Reason for 肥 = Obese?

Level 25 has 肥 = Obese

But all the translators give the concept of “Fertilizer” and I looked up “Obese” in a copy of Remembering the Kanji (2010) and also on and they give a different Kanji 肪

Any reason for this?

I mean, it’s the kanji used to write “obesity” (肥満) :man_shrugging:

EDIT: On jisho, they also have the meaning of “get fat”


Thats a stretch also considering that there is a specific kanji:

Meanings on Kanjipedia (official site of the Kanji Kentei)

  1. こえる. ふとる. 肉づきがよい (all fatness-themed)
  2. こえ. こやし (manure-themed)

And the meaning for 肪 is あぶら, which is “fat” as in the substance, not the adjective related to human size.


I thought fat substance was 脂:

Yes, that kanji also has the meaning of あぶら

Not unusual

Heisig 2010 / Jisho etc has 肥 as “Fertilizer”, sure kanjipedia has it as a secondary meaning but at first glance I would take it to mean Fertilizer? This is confusing!

Isn’t Heisig restricted in its keywords to some extent? IIRC, every single one is unique. But that kind of conflicts with the fact that many kanji do share meanings with other kanji.

Maybe I’m remembering it incorrectly.

But if you did have to make each one unique, then picking “fertilizer” for this one is understandable, because the others don’t have as many options for unique keywords.

Jisho is not a definitive source of anything. It’s fine in a pinch, but not authoritative.

I don’t really see the big deal, choosing one or the other for your “main” meaning. The kanji has multiple meanings and people are going to generally not worry about multiple meanings when picking an English keyword.

I believe you are right about Heisig, that makes sense.

Didn’t know about Jisho, will stick with kanjipedia, thanks for the tip.

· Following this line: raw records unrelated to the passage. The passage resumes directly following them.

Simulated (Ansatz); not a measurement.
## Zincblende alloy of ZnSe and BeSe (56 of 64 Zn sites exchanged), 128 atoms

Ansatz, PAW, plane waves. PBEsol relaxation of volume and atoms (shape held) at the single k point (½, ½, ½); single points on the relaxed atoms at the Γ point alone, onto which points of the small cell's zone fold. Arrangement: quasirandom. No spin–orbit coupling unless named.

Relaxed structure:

What happened was I had trouble with with the mnemonic story in wanikani so I picked up Heisig for some ideas, but obviously they don’t match www

it means both. You’re going to see that Kanji used in the word 肥料 that means fertilizer/manure as well.

Heh, I like to think that using 肥料 will give you obese ingredients, as in giant vegetables.

I see some kind of semiotic link between obesity and fertilizer, so having one kanji for the two meanings (and having WK focus more on one of them) doesn’t really bother me.